# So I bought some salt



## TobiasRieper (Mar 14, 2008)

I just bought some salt today. Is this the right kind of salt for a brackish water tank? (PIC)
Iv done alot of research and iv read that 1 tablespoon of salt per every 5 gallons is ok, iv also read that 1 tablespoon per gallon is ok, and 1 tablespoon per 3 gallons is ok. There seems to be alot of confusion, I think maybe becuase diffrerent fish need certain levels of salt. I want to keep a Fahaka puffer, how many tablespoons of salt per gallon do they need? Anyone know?

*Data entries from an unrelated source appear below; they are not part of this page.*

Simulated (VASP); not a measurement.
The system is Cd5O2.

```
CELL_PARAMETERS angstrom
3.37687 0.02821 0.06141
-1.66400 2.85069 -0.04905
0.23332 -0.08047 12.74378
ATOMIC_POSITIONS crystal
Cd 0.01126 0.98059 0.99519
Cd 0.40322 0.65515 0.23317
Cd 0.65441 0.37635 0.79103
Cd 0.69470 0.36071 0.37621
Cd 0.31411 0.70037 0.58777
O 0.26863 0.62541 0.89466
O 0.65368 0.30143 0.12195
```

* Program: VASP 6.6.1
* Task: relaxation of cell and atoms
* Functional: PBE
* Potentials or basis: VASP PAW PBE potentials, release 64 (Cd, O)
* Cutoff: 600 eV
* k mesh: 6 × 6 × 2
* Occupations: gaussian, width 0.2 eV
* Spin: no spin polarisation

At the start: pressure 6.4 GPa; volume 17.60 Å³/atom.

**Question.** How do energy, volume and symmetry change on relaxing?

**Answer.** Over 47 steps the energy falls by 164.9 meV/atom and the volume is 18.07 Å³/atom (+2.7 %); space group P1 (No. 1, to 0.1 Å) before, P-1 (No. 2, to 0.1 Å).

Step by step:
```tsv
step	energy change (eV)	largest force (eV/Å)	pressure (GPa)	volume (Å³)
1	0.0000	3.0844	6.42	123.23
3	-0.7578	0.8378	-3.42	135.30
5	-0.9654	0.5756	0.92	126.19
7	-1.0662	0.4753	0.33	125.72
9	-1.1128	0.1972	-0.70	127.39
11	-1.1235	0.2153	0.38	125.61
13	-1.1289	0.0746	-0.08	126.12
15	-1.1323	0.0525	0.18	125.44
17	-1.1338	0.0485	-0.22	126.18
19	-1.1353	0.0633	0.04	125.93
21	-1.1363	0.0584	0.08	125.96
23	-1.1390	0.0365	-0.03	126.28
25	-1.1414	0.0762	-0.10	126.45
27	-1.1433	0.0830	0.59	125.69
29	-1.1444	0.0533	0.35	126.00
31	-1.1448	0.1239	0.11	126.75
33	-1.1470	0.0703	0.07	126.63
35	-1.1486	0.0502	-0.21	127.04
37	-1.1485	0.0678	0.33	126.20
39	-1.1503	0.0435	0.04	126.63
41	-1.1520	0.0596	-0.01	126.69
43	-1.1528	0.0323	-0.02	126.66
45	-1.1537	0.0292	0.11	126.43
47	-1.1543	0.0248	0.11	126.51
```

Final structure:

Thankyou kindly for your wisdom!


----------



## notaverage (Sep 10, 2005)

I hope someone helps you with this...I wish I could.


----------



## TobiasRieper (Mar 14, 2008)

To make the question less complicated...
Whats a good rule of thumb for salt/gallon for a brackish water tank.


----------



## Kyle2154 (May 12, 2006)

I believe it is 1 Tablespoon per 5 gallons

On the box of what I have "Aquarium Salt" it says "1 rounded tablespoonful for every 5 U.S. gallons (19 L) of aquarium water"


----------



## LS1FDRx7 (Mar 6, 2007)

It is 1 Tablespoon per 5 gallon. I have a brackish water setup with a Goby Knights and a Archer Fish. Had them for awhile now and I don't see no problem with it.


----------



## TobiasRieper (Mar 14, 2008)

Thankyou for your replies!


----------



## Wide_Eyed_Wanderer (Aug 22, 2006)

So, If I had a freshwater tank running I can just add I tbsp of salt per 5 gallons and it will become brackish?

I always thought it was more complicated than that.


----------



## fishguy1313 (Feb 19, 2007)

speakyourmind said:


> So, If I had a freshwater tank running I can just add I tbsp of salt per 5 gallons and it will become brackish?
> 
> I always thought it was more complicated than that.


ummm, no.


----------



## madbitter (Sep 20, 2007)

your looking to triple the dosage from 1 tbls to 3-4,sometimes 5 depending on the salt your using,but you should get you where you want to be with 3-4 tbls,works for me with my brackish water fish


----------



## Guest (Apr 29, 2008)

As I said in a previous thread, you will need a hydrometer and measure the specific gravity of the water:



> Generally, it's hard to guage how much salt is correct by just measuring the volume of the particles being dissolved.
> 
> It's much easier and far more accurate to measure the Specific Gravity of the water. This is basically a measure of the water's density. Pure fresh water has a specific gravity (sg) of 1.000. Seawater has an SG of 1.025. Brackish water is somewhere in between. Usually between 1.005 and 1.010. You will need a hydrometer to measure the specific gravity of your water.


You should also have an alkaline pH in a brackish water aquarium.


----------



## notaverage (Sep 10, 2005)

fishguy1313 said:


> So, If I had a freshwater tank running I can just add I tbsp of salt per 5 gallons and it will become brackish?
> 
> I always thought it was more complicated than that.


ummm, no.
[/quote]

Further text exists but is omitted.